Northam Spending Spree Update: $300 Million for HBCUs

by James A. Bacon

In an effort to “level the playing field,” Governor Ralph Northam is proposing nearly $300 million in additional spending in the next two-year budget at Virginia’s two public historically black universities. Virginia State University would get $150 million more, and Norfolk State University would get $143 million more.

“Virginia’s historically black colleges and universities are tremendously important — but they have not always received the state funding they deserve,” he said in a statement Saturday, as reported by the Virginian-Pilot. “This budget package is about leveling the playing field and investing in these world-class institutions, so all students have equal access to a great higher education.”

Added Northam spokeswoman Alena Yarmosky: “NSU and VSU are receiving a significant level of new funding when compared to many other public 4-year universities in the Commonwealth.”

The bulk of the money would be allocated to one-time capital expenditures.

Northam’s justification for this lavish treatment is that Virginia’s public HBCUs “have not always received the state funding they deserve.” The Virginian-Pilot article makes no mention of any evidence the governor might have cited to back up that assertion.

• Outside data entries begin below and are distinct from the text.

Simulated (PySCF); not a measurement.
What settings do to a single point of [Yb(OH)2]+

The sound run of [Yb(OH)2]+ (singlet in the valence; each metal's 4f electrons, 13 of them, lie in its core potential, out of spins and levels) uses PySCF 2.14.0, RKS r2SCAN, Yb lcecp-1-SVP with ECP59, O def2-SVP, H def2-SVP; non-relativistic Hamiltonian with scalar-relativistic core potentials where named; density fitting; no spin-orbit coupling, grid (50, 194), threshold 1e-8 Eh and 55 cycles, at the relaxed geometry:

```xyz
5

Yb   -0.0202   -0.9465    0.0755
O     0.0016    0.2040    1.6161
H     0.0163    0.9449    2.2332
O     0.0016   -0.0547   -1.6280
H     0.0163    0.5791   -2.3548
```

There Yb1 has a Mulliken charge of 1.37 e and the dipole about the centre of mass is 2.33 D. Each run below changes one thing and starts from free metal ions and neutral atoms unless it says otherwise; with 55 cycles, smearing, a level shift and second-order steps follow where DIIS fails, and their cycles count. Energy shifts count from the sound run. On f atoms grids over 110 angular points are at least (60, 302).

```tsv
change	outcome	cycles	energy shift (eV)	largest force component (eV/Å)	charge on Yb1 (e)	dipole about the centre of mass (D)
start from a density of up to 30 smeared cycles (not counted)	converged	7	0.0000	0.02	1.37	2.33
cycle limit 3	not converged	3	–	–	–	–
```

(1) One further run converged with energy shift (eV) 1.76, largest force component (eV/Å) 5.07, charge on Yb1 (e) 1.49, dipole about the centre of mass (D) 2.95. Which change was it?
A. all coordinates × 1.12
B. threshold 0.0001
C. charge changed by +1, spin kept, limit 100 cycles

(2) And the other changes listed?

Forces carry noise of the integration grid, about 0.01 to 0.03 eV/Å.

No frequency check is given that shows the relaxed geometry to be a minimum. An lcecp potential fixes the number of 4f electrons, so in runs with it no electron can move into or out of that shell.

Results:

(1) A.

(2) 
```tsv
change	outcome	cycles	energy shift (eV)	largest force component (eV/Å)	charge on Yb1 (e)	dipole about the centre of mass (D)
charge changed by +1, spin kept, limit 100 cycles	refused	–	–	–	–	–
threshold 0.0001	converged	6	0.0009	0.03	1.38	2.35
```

Wondering what might be the truth of the matter, I took General Fund expenditures for the current biennial budget for each public four-year institution in Virginia and divided that support by in-state enrollment for the 2018-19 school year as found in the State Council for Higher Education in Virginia data portal. (Note: the table above should say that General Fund data comes from the FY 2019 and FY 2020 budgets.)

This exercise shows that Norfolk State University received almost $16,800 in General Fund allocations per student — more than any other institution in Virginia. This number covers state aid to institutions, supplementary aid offered as incentive to hold tuition in line, and financial aid — and perhaps more, I’m not sure.

Virginia State University comes close behind, in the No. 4 slot, at $14,719 per student for the two-year period.

As far as support for ongoing operations are concerned, NSU and VSU fare far better than most other institutions. How much does Governor Northam think they “deserve”? Do they “deserve” to have state support far in excess of what every other institution is getting?

Admittedly, money for operations is not the same as money for capital expenditures. In the time I had available this morning, I could not identify a concise summary of capital spending per institution over a lengthy time frame. Capital expenditures fluctuate year to year depending upon projects in the pipeline, so looking at a single biennial budget can be deceiving.

It is theoretically possible that NSU and VSU have been short-changed over the years, although it is my recollection that every governor since Jim Gilmore has been attentive to the needs of the HBCUs. I have not visited VSU in years, but I did spend some time on the NSU campus a couple of years back, and I can say that the quality of its facilities looks top rate. The buildings are new and well maintained. To be comprehensive, however, we also have to consider what’s “under the hood” — the quality of IT infrastructure, energy infrastructure, and the like, and I have no basis for making an observation about that.

Bacon’s bottom line: As governor, Northam has the responsibility to support his claim that NSU and VSU have been treated unfairly. If the two HBCUs have been short-changed in capital funding, he should show us the data to prove the point. Such data may exist, and I will be happy to publish it, if it does. Until he justifies this $300 million hand-out to the two institutions, however, he will be vulnerable to suggestions that he continues to pay penance for his blackface fiasco with public tax dollars.